The particle size produced by Turbo XEs ranges from 10 to 40 microns. In this range, there is a probability of experiencing slightly wet floors (near the unit) for most interior applications.
Turbo XEs have an unique adjustable flowmeter control that produces a range of average particle sizes.
Particles measuring 50 microns or smaller will usually evaporate before hitting the floor. “Mother Nature’s” fog averages 5 to 10 microns in size.
Whether your floors become wet or stay dry is largely dependent on the amount of fogging output and the unit’s mounting height. The fine-line between maximizing fog output and maintaining floor dryness is usually achievable. Every customer has different needs and this is why the adjustable flowmeter control is a key feature.
Even the smallest fog particles can collide with others and result in fallout, while Turbo XEs also have occasional water drops fall from their housing. It's important to consider these factors when installing fogging equipment. We recommend suspending units up high and where there is no sensitive equipment directly underneath.
The Turbo XE-2000 works for most applications and is the unit we recommend most often.
These larger units produce better quality fog, especially at higher flow rates. The main reason to consider a smaller unit would be to use in a small room application. You can use our Sizing Calculator to help you determine the appropriate HP fan.
The optimal placement of Turbo XEs is high, overhead and out of reach, and oriented to propel fog in the direction of air flow.
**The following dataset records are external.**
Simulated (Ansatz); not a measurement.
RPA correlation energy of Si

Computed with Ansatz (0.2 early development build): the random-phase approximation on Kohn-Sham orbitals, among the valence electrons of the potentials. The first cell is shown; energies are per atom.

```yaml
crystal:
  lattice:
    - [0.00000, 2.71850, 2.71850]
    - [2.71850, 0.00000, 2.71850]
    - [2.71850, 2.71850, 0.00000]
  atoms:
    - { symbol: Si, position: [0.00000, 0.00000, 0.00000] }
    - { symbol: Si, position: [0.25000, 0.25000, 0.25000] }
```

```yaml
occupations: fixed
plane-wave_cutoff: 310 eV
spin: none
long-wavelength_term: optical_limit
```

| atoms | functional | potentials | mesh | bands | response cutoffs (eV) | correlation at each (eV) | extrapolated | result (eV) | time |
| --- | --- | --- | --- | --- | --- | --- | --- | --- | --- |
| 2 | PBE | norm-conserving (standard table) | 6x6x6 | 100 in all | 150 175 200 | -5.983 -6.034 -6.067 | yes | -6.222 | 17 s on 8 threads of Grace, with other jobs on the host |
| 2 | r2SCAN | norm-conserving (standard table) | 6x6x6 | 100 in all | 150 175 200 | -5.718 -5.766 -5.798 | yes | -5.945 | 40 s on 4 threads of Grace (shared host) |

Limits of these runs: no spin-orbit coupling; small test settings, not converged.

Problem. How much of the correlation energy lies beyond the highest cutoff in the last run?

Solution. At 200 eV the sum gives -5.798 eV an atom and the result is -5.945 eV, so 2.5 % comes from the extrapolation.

When considering where to install the fans, look for large, open areas up high. Allow adequate clearance directly in front of the fans, or objects that are too close could become wet and result in dripping. A Turbo XE aimed to propel fog horizontally will produce a downward arc in its fog pattern. Placing units higher allows more time for particles to evaporate as they fall, keeping floors drier. Mounting the equipment up high may allow for removal of the front guard and increased fogging output, requiring fewer units for large applications.